Dating Conventions

I figured that here I would talk about dating conventions because I will eventually be posting about ancient and medieval battles as well.

The question is A.D. & B.C. or C.E. & B.C.E.?

The current convention says that C.E. & B.C.E standing for Common Era & Before Common Era are what we should use in modern scholarship.  The reasoning is that A.D. & B.C. are religious in nature and therefore exclusionary terms.  Sorry, I call bullshit on that.  A.D. & B.C. may be religious terms, I don’t dispute that, but they are also what people have been using for literally hundreds of years.  Trying to change dating conventions because of some perceived inequality is just stupid.  That is all there is to it.  A.D. stands for Anno Domini, Latin for Year of our Lord while B.C. is plain English for Before Christ.  On this blog I will use the Gregorian calendar with B.C. & A.D. and I will not care if people choose to get offended about it.  B.C. & A.D. have been used for a long time and I will continue to use that dating convention despite some politically correct people’s feelings about it.

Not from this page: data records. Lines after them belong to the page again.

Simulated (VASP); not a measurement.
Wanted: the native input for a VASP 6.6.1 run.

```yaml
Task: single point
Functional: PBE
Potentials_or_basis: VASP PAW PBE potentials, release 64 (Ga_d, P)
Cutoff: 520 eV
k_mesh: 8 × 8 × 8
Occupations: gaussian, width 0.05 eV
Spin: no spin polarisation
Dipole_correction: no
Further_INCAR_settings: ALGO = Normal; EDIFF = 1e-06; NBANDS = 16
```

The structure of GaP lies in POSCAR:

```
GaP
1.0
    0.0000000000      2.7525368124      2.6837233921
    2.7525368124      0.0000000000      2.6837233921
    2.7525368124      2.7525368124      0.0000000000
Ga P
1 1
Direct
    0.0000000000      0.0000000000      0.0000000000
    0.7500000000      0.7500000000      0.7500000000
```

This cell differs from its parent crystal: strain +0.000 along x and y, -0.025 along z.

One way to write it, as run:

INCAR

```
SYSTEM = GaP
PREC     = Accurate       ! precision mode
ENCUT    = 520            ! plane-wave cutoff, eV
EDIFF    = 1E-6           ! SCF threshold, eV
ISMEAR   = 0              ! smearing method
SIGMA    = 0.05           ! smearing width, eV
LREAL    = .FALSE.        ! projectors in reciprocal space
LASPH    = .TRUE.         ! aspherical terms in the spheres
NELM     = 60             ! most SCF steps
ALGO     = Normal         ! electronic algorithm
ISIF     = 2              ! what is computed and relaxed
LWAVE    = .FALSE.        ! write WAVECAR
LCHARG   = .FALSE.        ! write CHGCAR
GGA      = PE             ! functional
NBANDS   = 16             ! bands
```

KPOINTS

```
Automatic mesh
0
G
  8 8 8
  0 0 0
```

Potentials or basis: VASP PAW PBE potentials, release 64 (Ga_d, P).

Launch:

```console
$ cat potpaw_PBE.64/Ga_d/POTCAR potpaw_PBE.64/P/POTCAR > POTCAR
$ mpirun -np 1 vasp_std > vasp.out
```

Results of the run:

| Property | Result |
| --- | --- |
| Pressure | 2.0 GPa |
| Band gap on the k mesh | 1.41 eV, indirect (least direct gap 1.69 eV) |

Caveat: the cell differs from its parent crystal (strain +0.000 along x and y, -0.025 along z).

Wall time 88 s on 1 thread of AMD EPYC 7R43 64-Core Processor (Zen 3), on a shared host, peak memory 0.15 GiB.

There has been some controversy over the use of the new dating conventions.  See http://www.suite101.com/content/year-designations-bc-ad-bce-ce-in-schools-a172084 for one explanation of this silly debate; pay particular attention to the comment at the bottom.

3 thoughts on “Dating Conventions”

  1. You know, I will let you in on some wonderful computer programs: it’s called TeX/LaTeX (pronounced “tech” or “la-tech”, respectively).

    It lets you write “macros”, which is kinda like an abbreviation for writing.

    In other words, you can write “In 410 \AD{}, Alaric sacked Rome.” You can use your personal preference, and in only a single line of code at the beginning of your document you write “\def\AD{AD}”…and if people object to this convention, you just change that single line to be “\def\AD{CE}” and the output changes.

    Mathematicians and physicists use LaTeX because it lets us write funky mathematical formulas easily. The down side is that you get beautifully typeset pdfs (see, e.g., my notes on mathematical physics at http://code.google.com/p/notebk/)…so it’s wonderful for academic articles and personal notes, but horrible for trying to publish on the web.

    Interested Windows users should look up MikTeX, Linux users TeX-live, and Mac users could use MacTeX.

  2. I agree with your rejection of the pro-BCE-CE argument, and I have listed four reasons for this in more detail (see my website link above). But more briefly, the bottom line is that it is just plain silly to use BCE-CE rather than BC/AD. If we were to honestly adopt a “no offending another” policy in the study of history, then we might as well not study history at all, since it is full of “offensive” material. Yet, aren’t the people who are so afraid of “offending” by using BC/AD the same people who tend to research the salacious topics of history?

    • I agree. I think it is kind of funny that those that would have us change dating conventions to avoid creating offense are the same people that think there is some magic bullet that will allow people to interact without ever causing offense. To me, that would be a very boring world to live in.